Dubai plans to triple the size of its financial district, adding an area almost the size of London’s Canary Wharf, even as the emirate faces slower growth and rising competition from neighboring banking hubs.
The expansion, dubbed DIFC 2.0, will add 13 million square feet (1.2 million square meters) to the center over several phases, with a focus on fintech and innovation, the district’s operator said. It’ll include 6.4 million square feet of office space, as well as homes, shops and hotels. Canary Wharf in East London covers an area of 16 million square feet.
Opened in 2004, the Dubai International Financial Centre propelled the city to the region’s top spot as a banking hub and attracted lenders such as Goldman Sachs Group Inc. and JPMorgan Chase & Co., as well as asset managers and insurers, with promises of zero taxes for 50 years.
In recent years, the financial district has turned to African and Asian institutions to fill its expanding office space as big investment banks retreat to their home markets and come under mounting pressure to set up offices in neighboring hubs in Abu Dhabi and the Saudi capital, Riyadh. A slump in oil prices has hit local economies across the Persian Gulf region.

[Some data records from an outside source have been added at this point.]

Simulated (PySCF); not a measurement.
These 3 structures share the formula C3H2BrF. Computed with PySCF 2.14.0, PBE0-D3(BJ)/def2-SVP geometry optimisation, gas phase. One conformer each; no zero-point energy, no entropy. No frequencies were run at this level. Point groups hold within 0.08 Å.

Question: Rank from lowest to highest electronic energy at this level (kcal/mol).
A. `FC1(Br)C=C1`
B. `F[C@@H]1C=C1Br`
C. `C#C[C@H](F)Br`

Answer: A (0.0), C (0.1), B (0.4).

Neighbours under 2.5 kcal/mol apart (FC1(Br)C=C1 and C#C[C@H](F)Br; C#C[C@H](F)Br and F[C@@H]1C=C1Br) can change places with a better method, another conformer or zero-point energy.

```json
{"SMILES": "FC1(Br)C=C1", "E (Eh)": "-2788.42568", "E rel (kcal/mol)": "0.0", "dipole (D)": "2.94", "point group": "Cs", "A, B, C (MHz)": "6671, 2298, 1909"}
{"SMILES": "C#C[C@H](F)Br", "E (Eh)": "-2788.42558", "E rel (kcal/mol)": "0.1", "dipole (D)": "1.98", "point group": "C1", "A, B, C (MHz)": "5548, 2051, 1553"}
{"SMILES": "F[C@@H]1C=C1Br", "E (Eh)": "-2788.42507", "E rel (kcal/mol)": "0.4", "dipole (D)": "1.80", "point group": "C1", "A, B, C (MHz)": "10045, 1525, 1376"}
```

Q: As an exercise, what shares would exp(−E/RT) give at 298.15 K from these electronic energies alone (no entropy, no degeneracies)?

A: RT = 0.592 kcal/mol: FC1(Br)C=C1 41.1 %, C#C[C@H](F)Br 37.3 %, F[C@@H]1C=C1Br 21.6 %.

Still, Dubai has maintained its status as the region’s leading financial center, with Saudi Arabia’s 17 million square feet King Abdullah Financial District still under construction after almost a decade. The Abu Dhabi Global Market free zone, about 150 kilometers away, has also struggled to attract tenants since opening in 2013.
Dubai ranked as the Middle East’s leading financial center in a September study by consulting firm Z/Yen. The city climbed four places to No. 15, ahead of Abu Dhabi by 11 places, in the index topped by New York and London. Riyadh ranked 69th. More than 22,000 professionals work at the DIFC across about 2,000 companies.